Certificates & Inspections You'll Need

Last updated: February 2026

Building work generates paperwork — and some of that paperwork is legally required. Missing a certificate can cause real problems when you come to sell, insure, or mortgage your home. This guide walks you through the key certificates and inspections for common types of building work in England and Wales, so you know exactly what to expect and what to chase your builder for.

Building Control Sign-Off

Building Regulations approval is required for most structural or significant building work — extensions, loft conversions, removing load-bearing walls, new drainage, and anything that affects fire safety or energy efficiency. Your builder or architect typically submits a Building Notice or Full Plans application to your local council (or an Approved Inspector). Inspections happen at key stages: foundations, damp-proof course, drainage, and structural framing. Once the work is finished and passes final inspection, you receive a Completion Certificate. This is the single most important document from any major project — mortgage lenders and solicitors will ask for it when you sell.

Gas Safe Certificate

It is illegal for anyone who is not Gas Safe registered to work on gas appliances in the UK. After installing or servicing a boiler, cooker, gas fire, or any gas appliance, the engineer must provide a Gas Safe certificate (officially called a Building Regulations Compliance Certificate for new installations, or a Landlord Gas Safety Record for rental properties). The certificate confirms the appliance is safe, correctly installed, and meets current regulations.

Electrical Certificates

Part P of the Building Regulations covers electrical safety in dwellings. Notifiable electrical work — new circuits, consumer unit replacements, and any electrical work in bathrooms or kitchens — must be either done by a registered electrician (NICEIC, NAPIT, ELECSA, or similar) or inspected by Building Control. There are two main certificate types: an Electrical Installation Certificate (EIC) for new installations and major alterations, and a Minor Electrical Installation Works Certificate (MEIWC) for smaller jobs like adding a socket to an existing circuit.

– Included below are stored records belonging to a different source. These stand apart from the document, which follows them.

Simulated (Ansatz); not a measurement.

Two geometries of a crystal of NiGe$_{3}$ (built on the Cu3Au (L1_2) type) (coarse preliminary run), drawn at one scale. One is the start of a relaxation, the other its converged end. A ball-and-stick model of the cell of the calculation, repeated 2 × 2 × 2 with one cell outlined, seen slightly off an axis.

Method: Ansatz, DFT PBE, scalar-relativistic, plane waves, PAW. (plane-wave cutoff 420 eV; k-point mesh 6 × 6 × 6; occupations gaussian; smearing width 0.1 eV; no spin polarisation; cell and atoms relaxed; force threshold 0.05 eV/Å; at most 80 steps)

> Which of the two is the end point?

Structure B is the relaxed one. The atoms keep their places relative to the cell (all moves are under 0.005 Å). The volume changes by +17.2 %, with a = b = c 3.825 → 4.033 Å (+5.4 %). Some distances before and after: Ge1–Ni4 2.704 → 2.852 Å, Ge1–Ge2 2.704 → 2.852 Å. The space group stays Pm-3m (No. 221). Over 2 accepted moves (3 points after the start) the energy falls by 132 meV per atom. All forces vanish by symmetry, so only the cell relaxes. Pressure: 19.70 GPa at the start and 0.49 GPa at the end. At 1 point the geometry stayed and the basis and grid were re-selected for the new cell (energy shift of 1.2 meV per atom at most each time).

Energy Performance Certificate (EPC)

An EPC rates your property's energy efficiency from A (most efficient) to G (least efficient). You need one whenever you sell or let a property, and it's valid for 10 years. While you don't need a new EPC just because you've had building work done, significant improvements — a new boiler, insulation, double glazing — will improve your rating and can add value to your home. Your builder won't provide this; you commission it separately from an accredited energy assessor.

Planning Permission

Planning permission controls what you can build, where, and how big. Many common home improvements fall under Permitted Development rights, meaning you don't need to apply — but the rules are specific and depend on your property type, location, and any previous extensions. If your home is in a conservation area, is a listed building, or you've already used your permitted development allowance, you'll almost certainly need planning permission.

Party Wall Agreement

The Party Wall etc. Act 1996 applies when you're doing building work on or near a shared wall, boundary, or excavating within 3 or 6 metres of a neighbouring building (depending on depth). You must serve written notice on your neighbours at least two months before work starts (one month for a party fence wall or boundary). If your neighbour agrees in writing, no surveyor is needed. If they dissent — or simply don't respond within 14 days — both sides must appoint a surveyor to produce a Party Wall Award.

FENSA & CERTASS (Window and Door Replacements)

Replacement windows and doors must comply with Building Regulations for thermal performance and safety. Rather than getting Building Control to inspect every window job, most installers use a self-certification scheme — FENSA or CERTASS are the two main ones. When a registered installer replaces your windows, they notify Building Control on your behalf and you receive a certificate confirming compliance. This certificate is essential when selling your home.